Diffusion Models Are Real-Time Game Engines

Other languages:

English
Español
中文

Authors: Dani Valevski (Google Research), Yaniv Leviathan (Google Research), Moab Arar (Tel Aviv University), Shlomi Fruchter (Google DeepMind)

ArXiv Link: https://arxiv.org/abs/2408.14837

Project Website: https://gamengen.github.io

Abstract

We present GameNGen, the first game engine powered entirely by a neural model that enables real-time interaction with a complex environment over long trajectories at high quality. GameNGen can interactively simulate the classic game DOOM at over 20 frames per second on a single TPU. Next frame prediction achieves a PSNR of 29.4, comparable to lossy JPEG compression. Human raters are only slightly better than random chance at distinguishing short clips of the game from clips of the simulation. GameNGen is trained in two phases: (1) an RL-agent learns to play the game and the training sessions are recorded, and (2) a diffusion model is trained to produce the next frame, conditioned on the sequence of past frames and actions. Conditioning augmentations enable stable auto-regressive generation over long trajectories.

Figure 1: A human player is playing DOOM on GameNGen at 20 FPS.

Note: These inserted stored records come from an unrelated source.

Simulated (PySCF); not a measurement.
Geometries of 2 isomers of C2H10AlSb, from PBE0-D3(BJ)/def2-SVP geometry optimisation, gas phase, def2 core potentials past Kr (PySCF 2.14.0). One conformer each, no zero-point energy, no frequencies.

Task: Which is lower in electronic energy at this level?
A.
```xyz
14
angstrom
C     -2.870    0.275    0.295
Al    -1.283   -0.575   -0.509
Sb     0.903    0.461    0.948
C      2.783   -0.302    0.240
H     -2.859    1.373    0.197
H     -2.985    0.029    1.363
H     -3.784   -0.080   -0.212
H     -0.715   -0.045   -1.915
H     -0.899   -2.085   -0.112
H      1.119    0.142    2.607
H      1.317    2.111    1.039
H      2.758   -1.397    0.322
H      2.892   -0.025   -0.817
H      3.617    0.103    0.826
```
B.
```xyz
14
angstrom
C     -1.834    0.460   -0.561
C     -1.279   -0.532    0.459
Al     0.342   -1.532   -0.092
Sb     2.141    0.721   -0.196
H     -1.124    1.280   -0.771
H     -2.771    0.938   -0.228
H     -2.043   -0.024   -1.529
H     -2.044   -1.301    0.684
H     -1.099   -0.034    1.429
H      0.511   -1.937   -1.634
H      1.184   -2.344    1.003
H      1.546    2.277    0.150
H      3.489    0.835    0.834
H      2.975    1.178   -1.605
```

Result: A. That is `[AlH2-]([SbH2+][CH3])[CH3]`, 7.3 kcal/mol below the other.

See https://gamengen.github.io for demo videos.

1 Introduction

Computer games are manually crafted software systems centered around the following game loop: (1) gather user inputs, (2) update the game state, and (3) render it to screen pixels. This game loop, running at high frame rates, creates the illusion of an interactive virtual world for the player. Such game loops are classically run on standard computers, and while there have been many amazing attempts at running games on bespoke hardware (e.g. the iconic game DOOM has been run on kitchen appliances such as a toaster and a microwave, a treadmill, a camera, an iPod, and within the game of Minecraft, to name just a few examples - See https://www.reddit.com/r/itrunsdoom/), in all of these cases, the hardware is still emulating the manually written game software as-is. Furthermore, while vastly different game engines exist, the game state updates and rendering logic in all are composed of a set of manual rules, programmed or configured by hand.

In recent years, generative models made significant progress in producing images and videos conditioned on multi-modal inputs, such as text or images. At the forefront of this wave, diffusion models became the de-facto standard in media (i.e., non-language) generation, with works like Dall-E (Ramesh et al., 2022), Stable Diffusion (Rombach et al., 2022), and Sora (Brooks et al., 2024). At a glance, simulating the interactive worlds of video games may seem similar to video generation. However, interactive world simulation is more than just very fast video generation. The requirement to condition on a stream of input actions that is only available throughout the generation breaks some assumptions of existing diffusion model architectures. Notably, it requires generating frames autoregressively, which tends to be unstable and leads to sampling divergence (see section 3.2.1).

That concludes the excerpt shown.